Steve Hemmingsen, the former anchor of KELO-Land News in Sioux Falls, has some thoughts on the role of bloggers in the SD Senate race.
I don't know how you prove this or if it can be proven at all given the ethereal nature of this whole cyberspace thing, but I suspect that these bloggers are the ultramodern form of talk radio. I also suspect they had a lot of clout in this last election from Bush to Thune.

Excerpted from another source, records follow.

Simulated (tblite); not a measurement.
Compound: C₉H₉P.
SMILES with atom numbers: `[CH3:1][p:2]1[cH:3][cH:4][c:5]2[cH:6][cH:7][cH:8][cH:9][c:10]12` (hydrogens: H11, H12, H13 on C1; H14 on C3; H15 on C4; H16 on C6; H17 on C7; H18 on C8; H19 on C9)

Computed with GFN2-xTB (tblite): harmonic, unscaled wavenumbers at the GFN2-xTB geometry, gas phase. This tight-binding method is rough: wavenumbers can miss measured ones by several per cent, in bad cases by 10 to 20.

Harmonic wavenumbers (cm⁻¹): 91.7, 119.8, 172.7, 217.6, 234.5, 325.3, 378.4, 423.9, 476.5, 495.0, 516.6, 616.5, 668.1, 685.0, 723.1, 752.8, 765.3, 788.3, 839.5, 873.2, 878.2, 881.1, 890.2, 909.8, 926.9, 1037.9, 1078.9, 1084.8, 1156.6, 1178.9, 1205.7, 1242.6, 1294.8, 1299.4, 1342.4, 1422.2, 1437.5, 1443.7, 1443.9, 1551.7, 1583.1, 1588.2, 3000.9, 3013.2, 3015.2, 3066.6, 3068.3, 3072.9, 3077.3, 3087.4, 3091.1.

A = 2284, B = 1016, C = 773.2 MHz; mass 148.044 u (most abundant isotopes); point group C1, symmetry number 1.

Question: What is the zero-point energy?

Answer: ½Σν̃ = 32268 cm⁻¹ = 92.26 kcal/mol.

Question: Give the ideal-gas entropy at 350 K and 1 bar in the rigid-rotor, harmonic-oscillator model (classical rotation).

I suspect so too. See what the biggest blogger in the country, Professor Reynolds, had to say about the role of the SD bloggers in the last race (and see his link to the Grand Forks Herald). Another national publication is working on another story along these lines. When it comes to commentary on what happened during the last election, blogs are the 800-lb gorilla sitting in the room. Few locals, with the exception of the rather fearless Hemmingsen, want to speak of them. Hemmingsen has some questions about accountability, which is fine. I hope it will generate commentary on the quality and balance of all South Dakota media. It wasn't the Dakota Blog Alliance, after all, which simply made up certain items and then refused to admit that the items were made up, which the editor of the Argus did. There seems to be two responses to the blogging phenom. Some, like Hemmingsen and the Rapid City Journal reporters who write on Mt. Blogmore, have embraced blogging and find it interesting and clever and imaginative and a breath of fresh air. Others, however, have fought a pitched battle against the idea of blogs. Note the editor of the Argus Leader, who thinks blogger commentary is "crap" driven by a "violent" internet "cabal" of "yahoos" and "jokers," who are full of "hatred" and "vitriol" and lack "guts" because they hide "behind their computer screens" and won't face him "man to man." Some people welcome new thoughts, technology, information, back-and-forth, and the marketplace of ideas. And other people are fighting a losing battle so they can hold onto their power to control the public debate and decide what "news" the citizens should consume and what "news" citizens should be protected from. We can all be thankful, for example, that the news barons at the Argus Leader protected us from these 66 stories which were critical of Tom Daschle that ran in other prominent publications around the country. Thank the Lord the Argus protected us from the brutal truth.
It's a Brave New World. Remember what Peggy Noonan said about this election year:
Who was the biggest loser of the 2004 election? It is easy to say Mr. Kerry: he was a poor candidate with a poor campaign. But I do think the biggest loser was the mainstream media, the famous MSM, the initials that became popular in this election cycle. Every time the big networks and big broadsheet national newspapers tried to pull off a bit of pro-liberal mischief--CBS and the fabricated Bush National Guard documents, the New York Times and bombgate, CBS's "60 Minutes" attempting to coordinate the breaking of bombgate on the Sunday before the election--the yeomen of the blogosphere and AM radio and the Internet took them down. It was to me a great historical development in the history of politics in America. It was Agincourt. It was the yeomen of King Harry taking down the French aristocracy with new technology and rough guts. God bless the pajama-clad yeomen of America. Some day, when America is hit again, and lines go down, and media are hard to get, these bloggers and site runners and independent Internetters of all sorts will find a way to file, and get their word out, and it will be part of the saving of our country.